Friday, January 14, 2011

Last Gasp in Chelsea





These plans, anyway, were circulating. The one that seemed close to a paying off, the light personal experience book, Twins in the American Century, this funny situation of my twin an I traveling the world but always on opposite sides, the people he was connecting with wanting, and sometimes trying with success, to kill the people I was connecting with, and vice versa – it seemed funny when I talked it, but not when I tried to do the sample chapter. But anyway the worst of the plans, the travel series on the West Indies and the dull Bahamas, was ready to go and an offer seemed on the way and Amy was coming from Rome to join me in this first leg – something like the way I thought life should be. It should be like Amy looked.

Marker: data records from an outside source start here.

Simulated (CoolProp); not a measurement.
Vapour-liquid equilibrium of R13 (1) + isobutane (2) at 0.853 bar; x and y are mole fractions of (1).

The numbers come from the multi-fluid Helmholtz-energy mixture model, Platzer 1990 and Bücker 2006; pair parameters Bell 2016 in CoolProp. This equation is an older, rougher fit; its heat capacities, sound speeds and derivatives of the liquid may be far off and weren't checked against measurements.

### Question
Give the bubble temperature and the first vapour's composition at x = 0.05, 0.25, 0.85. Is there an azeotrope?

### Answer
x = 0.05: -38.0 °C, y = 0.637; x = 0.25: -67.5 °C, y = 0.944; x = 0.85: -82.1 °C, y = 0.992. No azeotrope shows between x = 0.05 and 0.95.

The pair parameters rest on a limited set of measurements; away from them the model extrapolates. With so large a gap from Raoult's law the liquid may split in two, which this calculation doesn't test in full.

My cousin Elizabeth, who until this year I rarely saw but with whom I had had a black sheep’s bond, died just before our departure date. It had seemed like the bone marrow transplant was a success and then she had fallen apart, wound up on a respirator not in the city but in Westchester near her tight family’s little Scarsdale world. Died on a respirator after saying she would not be well for she wanted to die, because of the things they had done to her.

I went to Scarsdale for the funeral, where not long ago I had gone for my uncle’s funeral, a big stone Episcopal church that actually had a British Union Jack flag draped off to the side of a tidy stone alter, and where they read from the Book of Common Prayer, which we knew was so British, and it reminder me of childhood in the New Hampshire summers, this church where my brother and I took up the collection and where they would actually sing God Save the King. These people.

It also reminded me of life outside the family. Once Nana has told me that Aunt Marjorie had had a bad experience for there was a problem in her church. At a Scarsdale country club a boy one of the girls had invited to a dance was asked to leave when it was discovered he was Jewish. Later I heard the story from his perspective, for I later discovered it had been my old friend, the brilliant Walter Karp. The problem for Aunt Marjorie was that her Episcopal minister had criticized the country club, and so the parishioners has had him removed.

After the church service everyone went first to Elizabeth’s mother’s house for drinks and hors d'oeuvres. Aunt Marjorie pointed out that this had nothing to in common with the wakes that other sorts of people, like Irish and Italians, staged. My wife was there. She had appeared at the church. We had been Elizabeth’s friends. This was first time I had seen Mary since that violent night in Chelsea. But she decided not to go along in a limousine caravan to a sprawling Brooklyn cemetery where, it was constantly pointed out, prominent people were buried, and where Elizabeth’s three little children looked like children who had been left by the side of road.

I hardly paid attention to these children, however, as if they had nothing to do with me.

I had gone 36 hours without sleep by then for I wanted to get the island plan right, more for possible publication than for this immediate sojourn, before we left. I went back to Chelsea to sleep to a few hours, and then met Amy at the airport.

Cousin Elizabeth dead. The others still alive, except for Cousin Paul who had been killed a few years back, The others still alive but, I thought, but in precarious lives. Cousin
Richard back drugged our and sexed and back from California to spend the rest of his life with his mother. Lawrence, whose theatrical ventures were getting more and more precious, Jonathan always on the verge of being caught out , because of his kleptomania, even though he had a PhD now and had once been an Eagle Scout.

I knew without knowing exactly how I knew, that Elizabeth’s death was only one of many death’s looming. And I kept thinking, even as circumstances seemed so different, of death in the air. My twin brother had sent me a letter suggesting I give up everything and find a dull job because I should remember that we had nearly 30 years left to live. Peter always had it figured out. Fifty years when we were 21. Then for a time 40 years, and now 30 years, and the time shrinking fast.

Was that what I had to fight? That in the family I came from, as made clear in the present by Peter, death had always near.

And I did not feel depressed. No clear path ahead, nothing like what I would have predicted, but nonetheless alive and invigorated, as in a dash to outrace death.